Management of Collaboration
Impacts of Virtualization to Learning & Knowledge
Gerhard Hacker, Peter Haber and Manfred Mayr
IT Management and Economics, Salzburg University of Applied Sciences, Urstein Süd 1, Puch bei, Salzburg, Austria
Keywords: Virtualization, Communication, Self-learning, Management of Collaboration.
Abstract: The ubiquitous Internet as of today supports virtualized working spaces. But working effectively with each
other, finding the right information, gaining the needed knowledge is a complex task in a virtual
environment. A new approach of knowledge management through Management of Collaboration (MoC) is
needed to establish a virtual Communication and Collaboration (vCC) environment. Business Services
through all different platforms have to be harmonized and synchronized. The goal is building up an
innovative environment where appropriate people work together effectively on a target, learning and
reflecting from each other to gain knowledge.
1 INTRODUCTION
The basis of all progress is innovation and the
sustainability of actions. The Internet is changing
every aspect of life significantly and constant change
is taking place everywhere.
The ubiquitous Internet supports globalization
and is a significant driver for virtualization in
society and economy. New cooperation structures
arise, promoting virtual enterprises with a high
flexibility and a limited co-working timeframe
similar to a project setup. In a virtualized
environment everything is moving closer together.

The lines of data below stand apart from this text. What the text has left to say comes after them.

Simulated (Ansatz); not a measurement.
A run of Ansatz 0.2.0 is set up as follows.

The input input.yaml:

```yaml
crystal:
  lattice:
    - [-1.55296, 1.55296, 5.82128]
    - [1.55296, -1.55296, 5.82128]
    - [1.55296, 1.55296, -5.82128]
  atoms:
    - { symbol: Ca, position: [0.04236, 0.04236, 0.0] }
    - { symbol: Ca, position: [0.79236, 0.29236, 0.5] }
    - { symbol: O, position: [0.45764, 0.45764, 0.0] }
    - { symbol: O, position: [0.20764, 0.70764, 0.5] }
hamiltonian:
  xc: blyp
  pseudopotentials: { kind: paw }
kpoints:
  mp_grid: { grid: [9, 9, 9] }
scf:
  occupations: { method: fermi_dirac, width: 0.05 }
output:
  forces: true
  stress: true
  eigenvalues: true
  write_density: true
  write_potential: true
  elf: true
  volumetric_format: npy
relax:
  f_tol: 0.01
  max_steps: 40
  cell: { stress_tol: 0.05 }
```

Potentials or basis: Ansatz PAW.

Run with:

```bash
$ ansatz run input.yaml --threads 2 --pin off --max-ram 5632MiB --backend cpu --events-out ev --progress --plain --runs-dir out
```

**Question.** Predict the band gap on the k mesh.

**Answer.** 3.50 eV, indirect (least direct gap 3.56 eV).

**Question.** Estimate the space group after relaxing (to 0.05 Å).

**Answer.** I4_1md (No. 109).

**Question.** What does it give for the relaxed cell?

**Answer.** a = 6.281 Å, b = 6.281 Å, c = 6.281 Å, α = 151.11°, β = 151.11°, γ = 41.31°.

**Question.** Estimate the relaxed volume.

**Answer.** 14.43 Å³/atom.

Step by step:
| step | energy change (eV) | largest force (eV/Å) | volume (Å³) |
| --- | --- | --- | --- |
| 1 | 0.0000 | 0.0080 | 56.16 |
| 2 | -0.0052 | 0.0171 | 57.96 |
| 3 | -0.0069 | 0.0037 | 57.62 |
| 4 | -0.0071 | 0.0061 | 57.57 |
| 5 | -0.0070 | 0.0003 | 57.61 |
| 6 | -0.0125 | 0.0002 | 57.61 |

There is only one click to collaborate and
communicate. In the same time, where virtually
everything moves together, we move away from
each other, as we have less personal contacts.
Therefore an extended collaboration management in
distributed self-learning entities is needed to develop
competencies in enhanced virtual communication.
The change also affects the working staff. After
the Generation X (digitally unskilled), Y (digital
immigrants) and Z (digital natives), we speak today
about the Always On (AO) generation (Quitney
Anderson, 2012). In addition the working conditions
changes also. In the past, the master and his
apprentice learn face to face, working on a work
piece. In a virtual environment as of today, the
working piece mutates to a knowledge artefact
including the intensive use of communication and
collaboration to exchange information.
The next generation workpeople are AO digital
natives. They use social networks extensively and
they expect a same kind of co-working environment
in business. A new optimized use of digital
cooperation practices has to be established, enabling
new contract-, working- and management structures
in spatially distributed flexible entities. These
flexibility and dissolution needs also a new kind of
guidance with given boundaries building a protected
area. It is also necessary to ensure that all members
use the same understanding of the various virtual
Communication & Collaboration (vCC) tools and
methods.
Applied knowledge management acts between
data and competencies. Now vCC creates a new pool
of shared commons between the actors and their
knowledge on their entities. Harmonization and
synchronization between the involved entities
becomes an indicator for effectiveness and
efficiency in co-working. Virtualization is anywhere.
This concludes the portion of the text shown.